Why Rap Gets a Bad RapBy Rodolfo Mendoza-Denton | May 31, 2011 | 1 comment
Rodolfo Mendoza-Denton explains the science behind a recent White House controversy.
When Michelle Obama invited the rapper Common to perform at the White House’s “Celebration of American Poetry” recently, the invitation provoked outraged accusations that he is a “thug” who didn’t deserve a place on the bill.
How fair are these accusations? Before you jump on one bandwagon or the other, consider how your opinion may be influenced by some subtle biases: Research suggests that the label of “rap” is likely to affect how people interpret of a given set of lyrics.
This was demonstrated through a clever study by Carrie Fried in 1996, titled “Bad Rap for Rap: Bias in Reactions to Music Lyrics.” In the study, Fried presented participants with eight lines of lyrics from a folk song, “Bad Man’s Blunder,” about a man who kills a police officer. A third of the participants were told that the song was a 1960s folk song by the Kingston Trio (which is, in fact, true), another third were told that the song was a 1990s country song by D.J. Jones, and the final third were told that the song was a 1990s rap song by D.J. Jones.
The same lyrics were rated differently depending on the musical genre they were placed in. In the “rap” condition, people reported that the lyrics were more offensive and a bigger threat to society, and advocated regulation of the lyrics through warning labels or an overall ban. The “country” and “folk” conditions were rated about the same; both were deemed much less threatening than the “rap” lyrics.
The key factor in this research is that the lyrics that people rated were exactly the same, which allows the researchers to conclude that the results are driven by negative perceptions of rap music. Fried asks, ” Are some songs getting more extreme reactions because they are rap songs, and not because of the actual lyrics involved?”
Unfortunately, people tend to automatically associate rap music with violence. That is, when many people hear “rap,” the concept of violence also becomes automatically activated and influences how they interpret the lyrics and other details surrounding the music.

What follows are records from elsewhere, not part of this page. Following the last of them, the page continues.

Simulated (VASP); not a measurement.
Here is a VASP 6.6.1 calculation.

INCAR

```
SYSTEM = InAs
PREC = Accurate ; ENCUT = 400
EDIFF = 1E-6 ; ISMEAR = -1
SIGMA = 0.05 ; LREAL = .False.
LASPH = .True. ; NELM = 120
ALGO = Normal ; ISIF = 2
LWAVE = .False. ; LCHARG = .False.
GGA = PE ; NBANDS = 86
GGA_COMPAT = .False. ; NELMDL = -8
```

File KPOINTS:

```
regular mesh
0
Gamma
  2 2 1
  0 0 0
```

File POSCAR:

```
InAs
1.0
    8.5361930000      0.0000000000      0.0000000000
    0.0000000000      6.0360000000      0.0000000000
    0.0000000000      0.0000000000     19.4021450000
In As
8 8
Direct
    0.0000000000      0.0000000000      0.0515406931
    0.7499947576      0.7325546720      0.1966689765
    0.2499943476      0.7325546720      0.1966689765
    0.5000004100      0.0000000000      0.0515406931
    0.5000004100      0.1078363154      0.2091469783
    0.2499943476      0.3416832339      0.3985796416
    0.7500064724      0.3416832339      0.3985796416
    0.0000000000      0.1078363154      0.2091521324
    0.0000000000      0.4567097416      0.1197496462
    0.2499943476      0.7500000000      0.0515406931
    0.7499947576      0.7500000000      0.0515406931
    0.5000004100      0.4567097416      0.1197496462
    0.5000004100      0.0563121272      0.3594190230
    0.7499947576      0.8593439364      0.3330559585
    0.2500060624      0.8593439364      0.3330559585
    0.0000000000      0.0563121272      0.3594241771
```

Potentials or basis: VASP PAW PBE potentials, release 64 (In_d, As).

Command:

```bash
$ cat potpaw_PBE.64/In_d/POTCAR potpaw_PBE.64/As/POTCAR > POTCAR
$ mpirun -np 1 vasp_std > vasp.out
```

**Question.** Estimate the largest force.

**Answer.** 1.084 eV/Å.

I suspect that the knee-jerk negative associations with rap is one reason why people have trouble recognizing rap as a form of poetry—something the Obamas are addressing directly through their invitation to Common. So before assuming the Obamas are now cavorting with a “thug” and a “gangster” just because Common’s art form is rap, consider our own biases and associations with rap music and listen with an open-mind to the more socially conscious variants of rap music. They’re as different from gangster rap as punk rock is from pop.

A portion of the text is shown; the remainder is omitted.